Backyard fences

 Growing up on Berney Drive in Walla Walla I learned a lot about fences.  The man who built our house, Ralph Bramlet, brought a load of lodge pole from his land in Dixie, Idaho.  I was given the job of peeling bark and painting a sealant and holding the poles while we built the lodge pole corral at my folk’s house.  Over my backyard fence, pastured by the lodge poles was a big Quarter Horse Thoroughbred cross named Shawna Alate.  She was my first backyard fence connection. We spent all of my free time together.

The fence around the house was woven cedar boards.  My mom stained it red.  Every few years she would don old clothes and a shower cap to protect her hair and paint. I was supposed to help but ended up spilling a lot of expensive stain. What did I care.  For me,  it was fun to go to Van Patten’s Lumberyard to purchase more stain.  I had a haircut just like the little kid on the Dutchboy paint can. I pretended it was me.
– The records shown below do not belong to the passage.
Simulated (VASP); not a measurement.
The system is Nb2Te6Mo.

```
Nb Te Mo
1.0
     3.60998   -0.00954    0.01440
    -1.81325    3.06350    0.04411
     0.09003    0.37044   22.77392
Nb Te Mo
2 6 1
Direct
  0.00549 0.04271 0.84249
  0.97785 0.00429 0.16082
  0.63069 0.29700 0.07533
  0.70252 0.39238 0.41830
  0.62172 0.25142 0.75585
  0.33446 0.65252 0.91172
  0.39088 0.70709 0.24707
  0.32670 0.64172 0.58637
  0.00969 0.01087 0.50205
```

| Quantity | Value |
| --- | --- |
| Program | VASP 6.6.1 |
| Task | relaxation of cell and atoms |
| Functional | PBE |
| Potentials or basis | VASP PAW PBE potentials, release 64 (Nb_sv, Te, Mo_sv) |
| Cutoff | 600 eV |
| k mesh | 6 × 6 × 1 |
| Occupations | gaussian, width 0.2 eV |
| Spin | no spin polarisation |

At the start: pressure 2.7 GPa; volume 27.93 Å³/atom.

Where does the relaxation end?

On the other side of Shawna’s pasture was the Fazzari’s. They had a short white fence so I had to keep a hot wire up so Shawna would not eat the petunias growing along the their fenceline.  I played a lot with the two younger boys, Greg and Rod.  As we grew up, all four boys and their mom Marie worked at my parents’s drive-in, the Ice Burg.
Greg and I developed this saying:
“Meet you at the fence at midnight”
“I’ll bring the wine”
“I’ll bring the glasses”
And once,  after high school, we actually met at the fence at midnight. 
No one believes I was a rascally kid, but I was.  There are lots of stories about me sneaking into the school on weekends and even one about me escaping out the second floor drama room window and breaking the fall on the awning over the door of the Ala Room and falling into the flower bed…but believe what you will..this next story is true.
My friend in shenanigans was none other than Dawn Adams.  Imagine that.  We loved sneeking around. I think it started at 4-H camp.  One night I snuck over the backyard fences of all the neighbors on one side of her street.   She watched.  I was good! No one switched on lights. Only a few dogs barked. I thought I had a great future ahead  as a climber of fences.  But I was told to keep my day job.
Walking along the French way of the Camino de Santiago in Spain, there were many types of fences.   We also met animals that roamed without any fences.  A few fences come to my mind…and these thoughts have nothing to do with shenanigans, Dutch boy paint or meeting at the fence at midnight.These fences brought special meaning to the walk.
It was another spectacular day on the Camino.  We left Astorga as soon as we could see the yellow arrows painted on pavement, signs and curbs to guide us out of the city. I have  walked this way before and I remembered these places..
We passed the modern church and wondered why the woman holding the chalice and host in one hand  is blindfolded. We visited the small road side chapel and well of “living water”  where the drowning boy was saved by his mother’s  pleas to Jesus. We walked across the countryside and farm land and into the rolling hills and then into the mountains. I walked quietly. I listened to the stories around me, the stories of heartaches, infidelity, abuse, alcoholism,   divorce,   addictions,  loss of children and parents and siblings…I carried all this for awhile until I could listen no more and I pushed ahead by myself.  I entered an oak forest. A fence ran alongside the trail. Woven into the fence were crosses….big and little.  I wanted to place my own cross there, but there were so many crosses there was no room to add new ones.  I wanted to build a new fence so I could make more crosses. With no materials available I  hung the sorrows  I heard on the crosses that were already there.    Then I thought of all of my friends at home who have followed my journey with Parkinson’s.  I said their (your) names and saw their (your) faces and hung their (your) sorrows on those crosses.

As the trail joined the highway I said  goodbye to the sorrows. It was good to leave all the pain behind. Out in the sunshine now I turned my thoughts to the joys and celebrations and births and graduations and anniversaries. I thought of how much I love  Charlie and Luke  and Loren and Maryhelen  and Laura  and her beautiful Mariska and how much I miss my dad  and my mom.  I was sobbing in joy and relief when I walked into Rabinal with Karen.  Janet and Mary Jo and Deb and  other friends I met along the way were  there to greet  me.   It was a most amazing day.
 I wrote on the Facebook note  “I am spent and full and  empty all at once.”

Fences keep things in.  Fences keep things out.  But not me.  I can climb over.